Washington, D.C. -- The National Retail Federation continues to turn up the heat on the Labor Department’s proposal to expand overtime pay.
The group on Thursday told the Labor Department that the salary level recommended under the current proposal to expand overtime is too high, and asked officials to use previous methodology that would result in a lower figure. NRF also said that the plan to automatically increase the number each year without review should be rejected, and that businesses should be given at least a year to comply once new regulations take effect.
“NRF strongly opposes the Department of Labor’s proposed changes,” NRF president and CEO Matthew Shay said. “Attempting to raise employee wages by fiat ignores economic reality and would end up having major negative consequences for employees, employers and the economy as a whole. As hourly workers, many of the affected employees would receive reduced compensation and benefits and be diverted from career opportunities that are a path to middle-class success.”
Shay’s comments came in a letter sent to the DOL ahead of Friday’s deadline for business groups to respond to the proposal. Under DOL’s plan, most individuals making up to $970 a week would automatically receive overtime pay at time-and-a-half when working more than 40 hours a week, up from the current $455 set in 2004.
Shay cited research by NRF that reveals many retail managers largely oppose the proposed changes.
“Many employees view being classified as exempt as a badge of professional status,” Shay said. “Being reclassified would be seen by many as a step back in their careers and as a devaluation of their roles in the organization.”
Shay said that amount – $50,440 a year – would cover two-thirds of salaried retail workers and would be “simply too high a level for the low-margin retail industry to bear without severe repercussions.”
The Labor Department chose $970 under a formula intended to give overtime to the lowest-paid 40 percent of all full-time workers nationwide who currently receive a fixed salary. But Shay said 40% “is completely arbitrary, lacks transparency and is completely lacking in foundation.”
Instead, he said DOL should use the same methodology used in 2004, when the $455 level was based on the lowest-paid 20 percent of salaried workers in the south rather than nationwide and in the retail industry rather than all industries.
Shay said cost-of-living differences mean that setting the level at $970 would provide overtime to more than 45% of currently salaried workers in 10 states and more than 50% in eight more states – more than double the percentage who now receive overtime. The association head asked DOL to reject a provision of the proposal that would automatically increase the salary level each year, saying past policy of updating it only when needed “has worked well and there is no need to break with this practice.”

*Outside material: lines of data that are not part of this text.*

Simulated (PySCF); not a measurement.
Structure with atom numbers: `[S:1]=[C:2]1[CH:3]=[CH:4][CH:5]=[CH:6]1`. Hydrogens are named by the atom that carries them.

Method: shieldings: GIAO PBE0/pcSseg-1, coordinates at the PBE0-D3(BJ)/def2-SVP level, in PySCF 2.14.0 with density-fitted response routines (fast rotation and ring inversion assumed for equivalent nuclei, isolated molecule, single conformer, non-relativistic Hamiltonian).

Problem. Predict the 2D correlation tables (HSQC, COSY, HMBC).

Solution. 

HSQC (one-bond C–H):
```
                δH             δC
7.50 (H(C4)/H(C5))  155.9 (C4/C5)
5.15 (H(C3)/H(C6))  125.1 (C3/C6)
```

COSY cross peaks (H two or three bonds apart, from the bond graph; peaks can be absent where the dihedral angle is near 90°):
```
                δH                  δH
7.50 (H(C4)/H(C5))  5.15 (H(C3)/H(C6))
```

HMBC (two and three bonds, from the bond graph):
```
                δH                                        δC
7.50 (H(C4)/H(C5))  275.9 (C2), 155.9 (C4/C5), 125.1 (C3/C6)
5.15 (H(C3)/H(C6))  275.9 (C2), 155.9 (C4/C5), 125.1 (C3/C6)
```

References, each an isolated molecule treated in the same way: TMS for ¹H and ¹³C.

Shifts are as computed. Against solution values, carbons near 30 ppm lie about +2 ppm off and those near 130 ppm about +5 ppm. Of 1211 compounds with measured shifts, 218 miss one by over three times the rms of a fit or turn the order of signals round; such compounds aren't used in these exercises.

Under federal law, managers and professionals who make more than the salary level can be declared exempt from overtime if they meet certain job duties tests such as having supervision of other workers as their primary duty. The current DOL proposal stops short of suggesting changes in the duties tests, but asks whether such changes should be made. Shay urged DOL not to do so, saying any changes would upset standards settled on since 2004 and “fuel unnecessary and costly litigation.”